A few weeks ago, I flew to the midwest United States to give a keynote talk on my most recent book. The process went so smoothly that I wanted a write a post what turned out to be my ideal speaking client.
The folks at this organization did not dilly-dally. The decision makers had clearly read both my book and my Working With Me page. I was their guy and management wanted to pull the trigger fairly quickly. In other words, my client did not string me along for months on end.
Flexibility on Dates and Travel
Based on my teaching schedule this semester, with rare exception, I can only speak on Tuesdays and Thursdays.1 Against that backdrop, my client worked with me to find a suitable date.

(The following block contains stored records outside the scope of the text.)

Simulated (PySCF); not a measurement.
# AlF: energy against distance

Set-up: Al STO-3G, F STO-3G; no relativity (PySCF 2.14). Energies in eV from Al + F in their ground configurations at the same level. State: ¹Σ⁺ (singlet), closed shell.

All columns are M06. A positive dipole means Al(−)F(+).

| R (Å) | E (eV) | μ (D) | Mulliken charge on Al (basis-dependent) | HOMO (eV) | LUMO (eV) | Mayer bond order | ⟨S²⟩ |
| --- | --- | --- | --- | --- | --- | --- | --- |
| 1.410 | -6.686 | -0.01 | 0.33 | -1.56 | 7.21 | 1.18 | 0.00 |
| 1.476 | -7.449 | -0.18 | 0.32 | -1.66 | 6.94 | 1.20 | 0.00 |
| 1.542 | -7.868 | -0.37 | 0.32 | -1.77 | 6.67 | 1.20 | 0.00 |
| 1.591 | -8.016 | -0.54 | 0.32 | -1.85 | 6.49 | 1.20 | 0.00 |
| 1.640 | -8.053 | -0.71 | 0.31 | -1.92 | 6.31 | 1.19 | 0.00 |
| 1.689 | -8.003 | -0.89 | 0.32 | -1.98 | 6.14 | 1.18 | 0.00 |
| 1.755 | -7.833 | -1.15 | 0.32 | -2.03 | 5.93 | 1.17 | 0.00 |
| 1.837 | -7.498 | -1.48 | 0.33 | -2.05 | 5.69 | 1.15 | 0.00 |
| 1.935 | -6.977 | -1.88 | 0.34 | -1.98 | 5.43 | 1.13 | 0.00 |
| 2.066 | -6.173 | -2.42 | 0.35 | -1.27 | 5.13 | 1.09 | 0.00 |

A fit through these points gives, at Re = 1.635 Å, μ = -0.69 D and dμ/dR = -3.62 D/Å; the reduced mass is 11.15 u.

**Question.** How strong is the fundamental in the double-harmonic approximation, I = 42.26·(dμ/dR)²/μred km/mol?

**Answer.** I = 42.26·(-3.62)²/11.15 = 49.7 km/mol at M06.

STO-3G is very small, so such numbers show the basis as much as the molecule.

Beyond dates, I prefer a business-class seat for any flight over an hour. I’ve sat on the tarmac in the middle seat in coach for two hours and it’s just not pleasant. Again, my client accommodated my request.
Rates and Initial Payment
I’m not the cheapest speaker out there but my rates are certainly consistent with those in my cohort. I threw out a number that felt right and my client didn’t try to nickel-and-dime me.
I don’t consider a speaking gig finalized until two things happen:
- I receive a signed contract.
- I receive a payment of 50 percent of my fee within fifteen days of the former.
True to form, my client promptly issued payment. As a result, I booked my travel the very same day.
I don’t just show up to give a canned talk. I’m a big believer in tweaking the content to meet the needs of my clients. Again, this went off without a hitch.
Although my standard contract calls for the second payment within 30 days after I speak, I was surprised to find that check in my mailbox a few days before I was supposed to leave. My client also reimbursed me for the plane ticket to boot.
Additional Travel Flexibility
The day that I was supposed to fly to the midwest looked ominous because of the polar vortex. My client didn’t want me sitting at the airport for five hours and possibly arriving at 2 a.m. on the day that I was supposed to speak—and neither did I.
Video from VICE.
As a result, my contact and I decided to reschedule the talk for the following week. Lest you think that this was trivial, rescheduling meant getting on the calendars of the top 25 people at the organization.
I’m happy to take a Lyft2 to and from the hotel and airport. Still, it’s just easier if my client arranges for ground transportation ahead of time—and that’s exactly what happened here. No, I don’t need a limo, but a nice, clean car with a friendly driver makes the travel more enjoyable.
As is my custom, I brought two signed copies of the new book for my client: one for my primary contact and one for the CEO. I was pleased to see some swag from the company including a branded winter hat. The latter couldn’t have been more timely because I forgot to bring my own.
Remaining Expenses and Follow-Up
I submitted my expenses as soon as I returned home. (Thank you Expensify.) Four days later, I found the final check in my mailbox along with a heartfelt thank-you note from my primary contact.
For each speaking gig, I want to do the best job possible for my client. When an organization treats me this well, though, how can I not want to go above and beyond? If only all of my gigs went as smoothly as this one.
What say you?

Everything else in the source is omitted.